A lawyer for the Federal Energy Regulatory Commission told a Senate panel Sept. 19 that the commission has no objection to legislation that would prevent FERC from collecting federal land use fees from hydroelectric projects for land the federal government no longer owns.
The Senate Water and Power Subcommittee conducted a hearing on S.3265, a bill by Sen. Lisa Murkowski, R-Alaska, that would remove FERC’s authority to collect land use fees for hydro project land that has been sold, exchanged, or otherwise transferred from federal ownership but that still is subject to a federal power site reservation.
The Federal Power Act requires non-federal hydroelectric project licensees to pay the United States reasonable annual charges to compensate for the use of federal lands. The revenues are allocated 12.5 percent to federal miscellaneous receipts, 50 percent to the Reclamation Fund, and 37.5 percent to the state or Indian reservation in which the project is located.
Under proposed rulemaking RM11-6, FERC currently is revising its formula for calculating government land use fees, which is expected to result in significant increases in fees paid by FERC-licensed hydroelectric projects.
The Murkowski bill deals only with a narrow aspect of land use fees, those situations in which the federal government actually transferred some lands to the licensee or another owner but retained a power site reservation. A licensee group filed comments on the rulemaking in January citing as examples the 134-MW Yale project (No. 2071) in Washington and four Alaska projects, 16.5-MW Green Lake (No. 2818), 22-MW Swan Lake (No. 2911), 20-MW Tyee Lake (No. 3015), and 36-MW Terror Lake (No. 2743) that now are located wholly or partially on non-federal lands, but still are assessed federal land use fees for that land.
FERC Deputy Associate General Counsel John Katz testified Sept. 19 that FERC has no position on the proposed legislation, saying S.3265 would affect neither FERC’s ability to protect developmental and non-developmental values nor FERC’s funding.
“It has been the commission’s policy for many years that, where federal lands subject to a power site reservation are transferred to a licensee, the licensee still must pay annual charges for the use of the lands, given that the United States retains the power interest in the lands,” Katz said.

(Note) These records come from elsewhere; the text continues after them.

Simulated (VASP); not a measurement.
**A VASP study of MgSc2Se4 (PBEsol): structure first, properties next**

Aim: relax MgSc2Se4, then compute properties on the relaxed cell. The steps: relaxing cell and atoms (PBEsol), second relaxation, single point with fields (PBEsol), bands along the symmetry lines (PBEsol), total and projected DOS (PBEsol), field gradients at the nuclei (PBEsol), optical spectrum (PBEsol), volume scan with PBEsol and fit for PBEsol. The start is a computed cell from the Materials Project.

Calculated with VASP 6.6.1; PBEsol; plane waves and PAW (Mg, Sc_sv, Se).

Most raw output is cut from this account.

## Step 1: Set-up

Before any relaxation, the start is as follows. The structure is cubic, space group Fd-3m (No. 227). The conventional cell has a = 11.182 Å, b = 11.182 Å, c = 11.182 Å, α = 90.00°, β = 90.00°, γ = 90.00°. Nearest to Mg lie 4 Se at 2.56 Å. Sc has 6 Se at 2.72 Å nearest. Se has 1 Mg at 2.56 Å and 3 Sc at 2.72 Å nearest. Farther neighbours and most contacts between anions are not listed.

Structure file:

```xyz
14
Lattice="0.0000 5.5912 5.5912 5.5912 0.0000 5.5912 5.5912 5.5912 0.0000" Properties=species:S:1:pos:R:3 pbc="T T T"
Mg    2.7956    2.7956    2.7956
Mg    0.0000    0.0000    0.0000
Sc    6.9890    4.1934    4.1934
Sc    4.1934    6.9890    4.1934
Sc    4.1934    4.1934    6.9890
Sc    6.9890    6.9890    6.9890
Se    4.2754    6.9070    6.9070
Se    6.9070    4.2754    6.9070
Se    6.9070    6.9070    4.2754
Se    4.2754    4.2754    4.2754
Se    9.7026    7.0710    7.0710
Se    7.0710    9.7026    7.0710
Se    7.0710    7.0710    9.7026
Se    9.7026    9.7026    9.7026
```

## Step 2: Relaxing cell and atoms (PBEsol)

“The commission has no record of the amount of acreage that falls into this category, because the commission assesses federal land use charges based on the amount of federal acreage that each licensed project occupies (typically, taken from information in a license application or license order) and for this purpose there is no practical distinction between lands that are wholly owned by the United States and those that have been transferred to a private entity subject to a power site reservation.”
Unless a licensee elects to identify any acreage that has been transferred from federal ownership but is still subject to a power site reservation, Katz said the commission does not have that information.